And that's what we do well. Just stick to what we do and it worked out tonight. Or this afternoon.
Q. This is for all you guys. Coach said this is huge for the program. And I'm wondering, it's been like 19 years since Dayton won an NCAA tournament game. Does that mean anything for you guys? Or no, you're living in the moment?
CHARLES LITTLE: I mean, we knew coming into it that we hadn't won a tournament game in however many years, we talked about it, but we had to put it on the back burner and just focus on West Virginia.
Q. For Marcus and Charles, what kind of lift does the team get when you see Chris fly through the air and throw one down like he did today so many times and throughout the season so many times?
MARCUS JOHNSON: I mean, it's a big energy boost. You know, I think our team gets excited. And even the crowd is into it. So that was a big energy boost for us. I mean, it's nothing new. Chris has been doing that stuff all year.
CHARLES LITTLE: Piggyback on what Marcus said, it is an energy boost. He was talking about how they kept making the runs and getting closer and closer. And we fight them off and they get closer. And those plays are heartbreaking to them, they think they are getting close, they are climbing back up and Chris drops the hammer. And that's deflating.
Q. Chris, while you're shooting free throws after a couple of your dunks, I heard someone holler, Put them in the hole, Superman. Is that your mom by any chance?

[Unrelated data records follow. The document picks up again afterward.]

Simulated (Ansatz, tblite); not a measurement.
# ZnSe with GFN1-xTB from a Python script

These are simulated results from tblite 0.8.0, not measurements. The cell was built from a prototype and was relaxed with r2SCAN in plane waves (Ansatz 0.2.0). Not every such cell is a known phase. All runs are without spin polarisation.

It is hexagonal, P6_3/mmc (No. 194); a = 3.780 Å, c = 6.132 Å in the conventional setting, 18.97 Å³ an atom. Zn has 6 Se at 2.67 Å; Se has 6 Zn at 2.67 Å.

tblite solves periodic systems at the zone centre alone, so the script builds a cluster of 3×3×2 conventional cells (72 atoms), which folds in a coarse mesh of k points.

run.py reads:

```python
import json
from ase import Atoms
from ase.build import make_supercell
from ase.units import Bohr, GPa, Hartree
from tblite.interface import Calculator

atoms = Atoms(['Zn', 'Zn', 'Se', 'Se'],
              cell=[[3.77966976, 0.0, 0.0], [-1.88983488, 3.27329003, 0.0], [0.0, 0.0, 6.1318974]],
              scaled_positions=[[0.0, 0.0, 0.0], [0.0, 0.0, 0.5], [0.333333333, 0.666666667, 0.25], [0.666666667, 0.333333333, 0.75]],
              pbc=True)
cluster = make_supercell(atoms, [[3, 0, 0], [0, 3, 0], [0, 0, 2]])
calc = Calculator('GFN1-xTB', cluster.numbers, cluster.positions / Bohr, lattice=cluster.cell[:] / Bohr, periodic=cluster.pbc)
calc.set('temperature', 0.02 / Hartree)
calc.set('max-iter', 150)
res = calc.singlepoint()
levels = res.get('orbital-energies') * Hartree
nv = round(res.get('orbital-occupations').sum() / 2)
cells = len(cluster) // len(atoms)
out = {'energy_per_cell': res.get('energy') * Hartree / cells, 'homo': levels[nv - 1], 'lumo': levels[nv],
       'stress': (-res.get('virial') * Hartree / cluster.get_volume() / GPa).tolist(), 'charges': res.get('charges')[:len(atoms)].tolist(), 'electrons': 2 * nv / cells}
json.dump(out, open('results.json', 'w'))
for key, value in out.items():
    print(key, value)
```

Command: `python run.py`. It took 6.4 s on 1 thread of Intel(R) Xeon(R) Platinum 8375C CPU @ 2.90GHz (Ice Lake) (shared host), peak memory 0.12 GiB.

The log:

CHRIS WRIGHT: That was actually Mickey Perry's mom. He always say she be yelling, but I never hear it. I guess the place is to big I heard all types of echo. I heard, Put it in, Superman, put it in, Superman. And I knew it was her. I was kind of laughing in my mind, but I knew I had to focus and make the free throw.
Q. Directed to Charles. Three straight possessions, Charles, under 3 1/2 minutes you came up with buckets. What was your mindset during those place and taking the big shots for the team?
CHARLES LITTLE: Overall just trying to be aggressive. Coach is telling me there are caps on the defensive drive. And towards the end, we spread them out a little bit and I got those drives and I was able to put them in.
Q. For Marcus and Charles, how were you guys able to take Ruoff out of the game like you did?
MARCUS JOHNSON: Just pressuring him. He is a good shooter, a good driver driving left. I just wanted to be on his toes on the catch and pressure the ball. And not letting him run everywhere.
CHARLES LITTLE: I didn't guard him.
MODERATOR: All right, if we don't have any other questions, we will go ahead and excuse them back to the locker room.
Q. Coach, can you talk about the job you guys did in terms of perimeter defense, other than Bryant who was 4-6 from 3, I think they were 1-14 from 3?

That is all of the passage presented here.